In my case, I admit, I don't have Windows ready to reproduce the result, but then I'm also not complaining about how the test was done, nor do I care about this at the current point.
If I ever have issues with performance of an application, then I will be doing the profiling and evaluating other options. I certainly wouldn't use some benchmark I'm too lazy to reproduce as a basis for selecting the technology to use. Instead, I use the tool I'm most comfortable with, I see the most advantages from or I just like best.
While the OP's benchmark might have been (and IMHO probably was) flawed, at least they provided source code and documentation for us to improve and re-run it. That's way more important than to know who they are and what their motivations might be.
As other comments pointed already out, the main flaw in this post is NOT that the node.js implementation is not as efficient as it could be. It is that the author choosed to benchmark a CPU intensive task, as opposed to an IO intensive one. This is not what node.js is good at nor what it is typically used for. That is something that can not be fixed without creating an entirely new benchmark.
I certainly wouldn't use some benchmark I'm too lazy to reproduce as a basis for selecting the technology to use.
However, it is good to have a general idea how different technologies compare. If for example you were to decide whether to learn node.js or C#, a benchmark like this might be one datapoint you could use.
One of the succesfactors of the Silicon Valley startup culture is open and honest feedback, even if it is sometimes not what you want to hear. There is not a culture of: "Do it better yourself, before you criticize others".
suddenly you can't use httplistener anymore and you have build an httpmodule for iis. so now you either build your own handler or use one of the existing ones.

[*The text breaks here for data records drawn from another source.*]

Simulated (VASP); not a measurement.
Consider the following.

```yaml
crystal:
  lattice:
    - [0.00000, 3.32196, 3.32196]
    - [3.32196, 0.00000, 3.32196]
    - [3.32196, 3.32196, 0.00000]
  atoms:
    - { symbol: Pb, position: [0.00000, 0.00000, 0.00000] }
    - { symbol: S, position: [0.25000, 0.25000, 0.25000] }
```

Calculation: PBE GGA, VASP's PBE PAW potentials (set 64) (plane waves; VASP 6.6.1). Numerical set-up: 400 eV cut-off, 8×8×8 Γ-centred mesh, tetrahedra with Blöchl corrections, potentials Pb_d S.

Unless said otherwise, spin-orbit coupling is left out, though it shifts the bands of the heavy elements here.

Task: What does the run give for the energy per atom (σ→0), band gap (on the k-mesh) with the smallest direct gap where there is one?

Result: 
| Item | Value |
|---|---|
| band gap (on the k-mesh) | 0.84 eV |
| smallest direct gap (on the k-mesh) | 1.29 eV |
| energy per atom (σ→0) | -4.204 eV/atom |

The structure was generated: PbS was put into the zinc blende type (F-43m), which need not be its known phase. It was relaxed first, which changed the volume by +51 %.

i guess if you build your own isapi extension it's probably not very bad, but if you go through the asp.net "stack" it suddenly becomes a whole different story.
I'm glad he provided source code, but he clearly doesn't know Node well enough to provide an Apples to Apples comparison. Maybe .NET will blow Node away? Fine, but make sure you know Node well before you do the test.
Still, it's a nice conversation to start. I don't care how much I hate the company that builds it: if a tool is best for a job I want to know about it.
But your complaint that nobody is doing the tests: C'mon, how many Node experts even have Windows laying around?
The problem here is that not only is the code essentially broken and doing an apple to barnacles comparison, the core idea of the benchmark pretty certainly plays against node's strength (IO, lots of connections) as most of the hard work is not IO.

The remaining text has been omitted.